Within the supply chain, timely shipping heavily influence the success of any business. But at the beginning of 2018, according to DAT, only one truck was available for every 12 loads that needed to be moved (the worst ratio DAT recorded since 2005). Tight capacity is a well-known issue for shippers recently. Carriers have their choice on who, what, when and where they will deliver now.
There are many reasons for the decline of truckers and the ability to retain them — and no simple solutions to the dilemma. Competing for the best freight rates, building relationships with LTL carriers and becoming efficient with automation software like a TMS takes careful planning and thought, but the extra time and effort is well worth the long-term benefits. And while the capacity problem will continue be an issue in 2019, there are other strategies to adjusting to the current industry situation and becoming a shipper of choice.
📑 Have an efficient plan
One important area to start with is identifying and fixing inefficiencies and time-wasters for drivers. Starting with drivers is key to building better relationships with carriers. Because the Hours of Service Rule (13.5 hours max) includes dock and unloading time, not just driving time, look for ways to smooth the delivery and loading process. Time spent at the dock or gate because of internal hangups influence a driver’s time capacity. While traffic and other delays can’t be planned, having a flexible pick up or delivery window allows carriers to plan better routes and optimize loads. By helping drivers maximize their time and treating them well at your facility, carriers are more likely to see your company as a reliable partner.

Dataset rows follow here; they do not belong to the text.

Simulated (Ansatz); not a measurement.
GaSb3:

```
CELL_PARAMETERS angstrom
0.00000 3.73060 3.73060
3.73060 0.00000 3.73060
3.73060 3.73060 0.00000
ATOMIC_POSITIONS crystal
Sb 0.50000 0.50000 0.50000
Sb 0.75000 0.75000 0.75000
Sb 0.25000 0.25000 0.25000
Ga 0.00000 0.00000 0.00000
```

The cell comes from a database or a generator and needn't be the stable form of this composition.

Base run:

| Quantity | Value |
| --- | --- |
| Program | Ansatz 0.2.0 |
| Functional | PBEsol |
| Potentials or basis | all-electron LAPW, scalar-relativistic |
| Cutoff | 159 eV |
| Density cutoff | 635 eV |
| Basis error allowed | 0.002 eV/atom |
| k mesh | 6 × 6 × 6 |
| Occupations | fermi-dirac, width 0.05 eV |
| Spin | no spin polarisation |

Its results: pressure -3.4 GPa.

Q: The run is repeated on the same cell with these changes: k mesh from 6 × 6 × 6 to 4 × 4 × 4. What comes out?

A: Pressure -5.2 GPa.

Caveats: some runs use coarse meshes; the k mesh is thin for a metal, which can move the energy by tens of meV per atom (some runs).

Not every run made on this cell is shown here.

Bob Costello, an economist with the American Trucking Associations trade group was recently quoted saying “If shippers processed cargo more quickly, they could free up freight capacity as much as 20 percent.” If you have the resources and space, drop trailers could be a great way to speed up a driver’s time at your facility and processing loads for carriers more quickly. Bloomberg reported on Nestle improving their drop-and-hook operations by putting radio transmitters on trailers so they could be located quickly and also working on improving signage. This helped cut loading and unloading time by 18 percent.
“If shippers processed cargo more quickly, they could free up freight capacity as much as 20 percent.”
☕ Enhance the driver’s experience
Make your shipping experience as smooth as possible for drivers. Provide accurate location information — bonus points for maps and extra instructions if the unloading/loading point is complicated. Drivers should know what to expect before they arrive — where they should go, what the procedure is, and any other facility information. If drivers do have to wait at your facility, have a plan for them by providing access to a place to sit, restrooms and even food options as simple as coffee and a vending machine. Being consistent with procedures is important. Building loyalty with carriers means sharing information, especially any updates. Just like customers, treat drivers with respect and care. “Greet [drivers] with a simple ‘good morning’. If the load is not ready, direct the driver to the restroom and break area,” said Jerry Hatchett, a fleet owner. “I told a large shipper if they wanted to make a good impression on the drivers, then build showers and break rooms and hold an appreciation day for drivers once a month.” Investing time into asking drivers and carriers for feedback can also give you valuable information of what can be improved or what should stay the same.
More than ever it is important to set your supply chain management plans for success by becoming a shipper of choice for carriers.